HAVANA._ The United Nations Organization warned late last year that 60 percent of young people all over the world were not engaged in either work or study; one the most alarming statistics regarding the labor market.

If unemployment figures have shot up in various parts of the world since the economic crisis of 2008, statistics taken from a 2014 report on The State of the World Population demonstrate that it is the under 25’s who have been most affected by the situation.

The United Nations Organization warned late last year that 60 percent of young people all over the world were not engaged in either work or study; one the most alarming statistics regarding the labor market.According to the UN Population Fund report, there are 73.4 million young people unemployed worldwide, accounting for almost 40 percent of all those out of work at present.

The situation is even more alarming when the number of under-25’s in menial and low paid, insecure and casual jobs are taken into account.

The slight upturn in the global economy would seem to be insufficient to bring employment back to precrisis levels because in the 34 member countries of the Organization for Economic Cooperation and Development (OECD) alone, 16.3 million people have been out of work for more than 12 months, twice the figure of 2007.

Even the International Monetary Fund (IMF), whose recipes are often slammed as it imposes neo-liberal rescue plans that do away with worker’s rights, has acknowledged the existence of a crisis which has left 201 million workers of all ages unemployed.

IMF director, Christine Lagarde, has said that if all the unemployed were to form a state, it would be the fifth largest on the planet.

Commenting on the issue of youth unemployment, the official said that in the face of this situation there was an ongoing risk of low growth andmin significant job creation rates.

She pointed out that in some regions, such as southern Europe and northern Africa, this had become a chronic social ailment.

Lagarde’s assertions have been confirmed in various European nations, including Spain and Greece, whose youth unemployment rates are 53.8 and 53.1 percent, respectively.

In the Eurozone, unemployment affects 23.2 percent of the younger generation, a figure far greater than that of the overall labor force which stands at 11.5 percent within the common currency area.

According to German Chancellor Angela Merkel, the region does not presently offer a future for its young , who are affected by unemployment rates of between 30 and 40 percent and hold out little hope of finding work.

There is little hope of improvement in the coming years as the International Labor Organization (ILO) recently forecast that by 2019 there will be 212 million unemployed globally, an increase of 11 million on today’s figures.
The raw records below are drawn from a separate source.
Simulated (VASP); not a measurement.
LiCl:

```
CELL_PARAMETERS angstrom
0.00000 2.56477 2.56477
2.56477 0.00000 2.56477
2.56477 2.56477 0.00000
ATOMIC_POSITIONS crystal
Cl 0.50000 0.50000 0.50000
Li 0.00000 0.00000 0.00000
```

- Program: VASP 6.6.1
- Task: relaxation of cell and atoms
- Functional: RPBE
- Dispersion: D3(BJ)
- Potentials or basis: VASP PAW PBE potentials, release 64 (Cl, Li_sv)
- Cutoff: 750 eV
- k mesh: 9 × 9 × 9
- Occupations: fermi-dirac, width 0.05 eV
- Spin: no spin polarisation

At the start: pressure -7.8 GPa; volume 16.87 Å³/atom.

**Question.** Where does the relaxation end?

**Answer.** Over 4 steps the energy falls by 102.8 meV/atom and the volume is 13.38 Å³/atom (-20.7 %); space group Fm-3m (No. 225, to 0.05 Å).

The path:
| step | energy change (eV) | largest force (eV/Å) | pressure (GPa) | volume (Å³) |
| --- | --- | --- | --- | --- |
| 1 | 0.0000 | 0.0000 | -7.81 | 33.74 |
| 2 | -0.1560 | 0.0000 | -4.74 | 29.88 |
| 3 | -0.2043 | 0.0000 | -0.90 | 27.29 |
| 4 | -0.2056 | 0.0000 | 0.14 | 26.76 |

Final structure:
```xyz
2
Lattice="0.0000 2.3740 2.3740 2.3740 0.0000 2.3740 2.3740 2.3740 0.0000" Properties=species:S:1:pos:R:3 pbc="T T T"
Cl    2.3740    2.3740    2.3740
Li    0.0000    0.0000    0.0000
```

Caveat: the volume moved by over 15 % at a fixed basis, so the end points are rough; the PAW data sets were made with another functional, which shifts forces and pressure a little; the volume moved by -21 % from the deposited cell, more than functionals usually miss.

According to ILO´s World Social and Employment Outlook for 2015 report, launched last January, this situation will impact most on the young, and on young women, who remain affected by higher unemployment rates.

For Raymond Torres, chief of the ILO’s Research Department, the increasing rates for this age-group are common to all regions and this situation has come about despite improving educational levels all of which breeds social discontent.

Torres warned that levels of social conflict will increase as the rate of youth unemployment rises.